Behavior, too, is often a puzzle. It was Jack Horner (the same Jack Horner who co-wrote Dinosaur Lives) who made the discovery of the nesting and parental care behavior in the duckbilled dinosaur Maiasaura (the name means "good mother lizard"), based upon a group of fifteen fossilized juveniles and one adult that had been killed simultaneously in a volcanic ashfall. But despite what Jurassic Park would have you believe, we really know very little about the behavior of prehistoric animals. (Dilophosaurus, for example, almost certainly didn't have a retractable frill and poisonous spit. Spit rarely fossilizes.)
The reason the topic comes up, actually, is because of a different volcanic eruption that left behind a treasure trove of fossils; a "supereruption" of the Yellowstone volcanic system twelve million years ago that smothered (and preserved) a huge herd of the prehistoric North American rhinoceros species Teleoceras. The site -- in what is now northeastern Nebraska -- has been nicknamed "the rhino Pompeii."
A paleontologist working on unearthing Teleoceras fossils in the Ashfall Fossil Beds [Image credit: Ashley Poust]
What's most amazing about this find, though, is that the study also uncovered footprints in the ash -- the traces of two species of "bone-crushing dogs," Aelurodon taxoides and Epicyon saevus, which apparently somehow escaped being suffocated themselves and afterward made use of the huge amounts of free meat from the dead rhinos. Aelurodon and Epicyon seem to have occupied the same niche as modern hyenas, but were a lot bigger; these prints were about eight centimeters long and seven centimeters wide.

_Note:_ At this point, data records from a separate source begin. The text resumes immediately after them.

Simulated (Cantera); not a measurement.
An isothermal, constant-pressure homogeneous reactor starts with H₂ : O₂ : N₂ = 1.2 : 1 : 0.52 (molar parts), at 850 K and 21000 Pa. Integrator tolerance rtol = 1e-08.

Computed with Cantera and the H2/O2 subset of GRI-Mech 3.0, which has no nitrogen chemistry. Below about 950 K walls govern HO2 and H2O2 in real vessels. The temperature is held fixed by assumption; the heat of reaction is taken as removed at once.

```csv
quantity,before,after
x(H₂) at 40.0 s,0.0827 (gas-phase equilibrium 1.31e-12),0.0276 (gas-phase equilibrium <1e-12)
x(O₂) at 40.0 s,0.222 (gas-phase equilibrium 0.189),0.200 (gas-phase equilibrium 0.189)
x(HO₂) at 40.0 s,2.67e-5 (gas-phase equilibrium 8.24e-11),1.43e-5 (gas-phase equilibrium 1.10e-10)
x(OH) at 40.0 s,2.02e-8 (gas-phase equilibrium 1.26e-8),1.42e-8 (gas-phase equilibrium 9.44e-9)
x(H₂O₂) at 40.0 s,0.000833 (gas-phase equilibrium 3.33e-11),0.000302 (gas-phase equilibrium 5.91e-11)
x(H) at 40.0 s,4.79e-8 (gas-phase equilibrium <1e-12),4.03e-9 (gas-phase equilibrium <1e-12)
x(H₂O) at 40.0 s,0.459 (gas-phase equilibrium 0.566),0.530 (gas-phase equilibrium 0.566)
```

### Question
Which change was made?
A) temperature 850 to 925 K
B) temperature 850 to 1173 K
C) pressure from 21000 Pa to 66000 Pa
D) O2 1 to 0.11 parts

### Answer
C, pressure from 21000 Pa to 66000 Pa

Reconstruction of Epicyon [Image licensed under the Creative Commons Jarrod Amoore from Sydney, Australia, Epicyon, CC BY 2.0]
It's also uncertain how they survived. Volcanic ash is nasty stuff. Not only does it clog airways if inhaled, it's made of sharp slivers of something very much like glass. Even walking through a recent ashfall would raise enough dust to cause significant health risk, much less living through it while it was actively falling out of the sky. Interesting that there haven't been any fossils of the dogs found at the site -- although research is ongoing, and it's anyone's guess about what's left there to discover.
So here's another case where we can made at least some tentative inferences about behavior from twelve million year old fossils. Although the sad truth is that we still have access to information about only a tiny percent of the life that has ever existed on Earth, sometimes a chance discovery will give us a startling window into the past -- in this case about packs of scavengers that may have taken advantage of a catastrophic disaster.